LAKE WALES, Fla. — The latest Top500 list of the world’s fastest supercomputers turns the spotlight on China, which overtook the United States in the total number of ranked systems and which scored the top two fastest installations on the list. Announcements from IBM, Intel, and Advanced Micro Devices, however, position the U.S. industry for a comeback. Rather than target systems that test well on the Top500’s distributed-memory version of the Linpack benchmarks (High Performance Linpack), the companies aim to render those measurements irrelevant on their way to beating China to exascale computing.

China captured not only first and second place in the ranking of the fastest installed systems, but also won the majority share of ranked installations and took the aggregate performance lead, according to the November 2017 Top500 list, which was the 50th one to be published since the ranking debuted in June 1993. According to the Top500 organization, “There is no system from the USA under the Top3.  #1 and #2 are installed in China … the USA decreased to a new record low of 143 [installed Top500-ranked systems] from 169 six months ago. The number of systems installed in China increased to a new record high of 202, compared to 160 on the last list. China now clearly shows a substantially larger number of installations than the USA. China now is also pulling ahead of the USA in the performance category, with China holding 35.4% of the overall installed performance, while the USA is second, with 29.6%.” 
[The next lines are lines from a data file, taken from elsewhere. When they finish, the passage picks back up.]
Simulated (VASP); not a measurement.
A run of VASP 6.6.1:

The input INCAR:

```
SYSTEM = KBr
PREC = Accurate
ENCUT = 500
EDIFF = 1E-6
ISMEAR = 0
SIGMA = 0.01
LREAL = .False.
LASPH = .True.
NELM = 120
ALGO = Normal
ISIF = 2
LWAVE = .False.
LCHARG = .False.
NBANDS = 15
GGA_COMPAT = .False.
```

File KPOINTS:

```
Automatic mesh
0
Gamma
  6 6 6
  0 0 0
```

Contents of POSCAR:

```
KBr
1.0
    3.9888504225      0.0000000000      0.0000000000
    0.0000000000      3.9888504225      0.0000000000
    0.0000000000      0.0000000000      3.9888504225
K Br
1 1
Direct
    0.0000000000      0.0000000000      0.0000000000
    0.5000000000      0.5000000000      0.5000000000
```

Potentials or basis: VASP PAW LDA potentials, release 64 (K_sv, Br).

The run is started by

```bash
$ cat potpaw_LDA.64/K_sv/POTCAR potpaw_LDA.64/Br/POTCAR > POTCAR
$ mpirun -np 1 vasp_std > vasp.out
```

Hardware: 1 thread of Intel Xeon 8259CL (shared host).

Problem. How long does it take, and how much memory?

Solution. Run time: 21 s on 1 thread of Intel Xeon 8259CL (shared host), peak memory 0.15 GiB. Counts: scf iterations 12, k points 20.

“The high-performance computing landscape is evolving at a furious pace that some are describing as an important inflection point,” Dave Turek, IBM’s vice president for high-performance computing (HPC) and OpenPOWER, wrote in a recent blog. “Realizing that these demands could only be addressed by an open ecosystem, IBM partnered with industry leaders Google, Mellanox, Nvidia, and others to form the OpenPOWER Foundation, dedicated to stewarding the Power CPU architecture into the next generation.”

IBM’s silicon contribution will be its Power9 processor (see photo), housing up to 24 cores with up to 8 billion FinFET transistors cast in 14-nanometer CMOS, 120 megabytes of shared level-three cache, eight-way simultaneous multithreading, and 230 gigabytes/second of bandwidth to memory. Its architecture, to be showcased at Oak Ridge and Lawrence Livermore National Labs, will pack thousands of Nvidia Volta graphic-processing units (GPUs) aimed at boosting overall performance beyond that of China’s home-brewed Sunway CPUs.

IBM is banking mostly on its supercomputer data-centric architecture, which spreads out the processing power by embedding the processors at the locations where the data resides. This approach, according to Turek, yields a speedup of 5 to 10 times for the hardest applications: analytics; modeling; visualization; simulation; and artificial intelligence (AI), especially deep learning.

To address the specific architectural needs of AI, IBM has redesigned the data flow of its new Power9 processor to dovetail with massive numbers of GPUs and Nervana coprocessors. By scaling TensorFlow and Caffe across 256 Nvidia Tesla GPUs, IBM has been able to reduce deep learning times from 16 days to seven hours. The company aims to balloon this strategy to as many as 100 times more GPUs spread across 50,000 nodes by 2021, thereby achieving exascale computing (a billion billion calculations per second) before China does.

“Power9 is loaded with industry-leading new technologies designed for AI to thrive,” IBM Fellow Brad McCredie, vice president of cognitive systems development, wrote in his blog. “With Power9, we’re moving to a new, off-chip era, with advanced accelerators like GPUs and FPGAs [field-programmable gate arrays] driving modern workloads, including AI.”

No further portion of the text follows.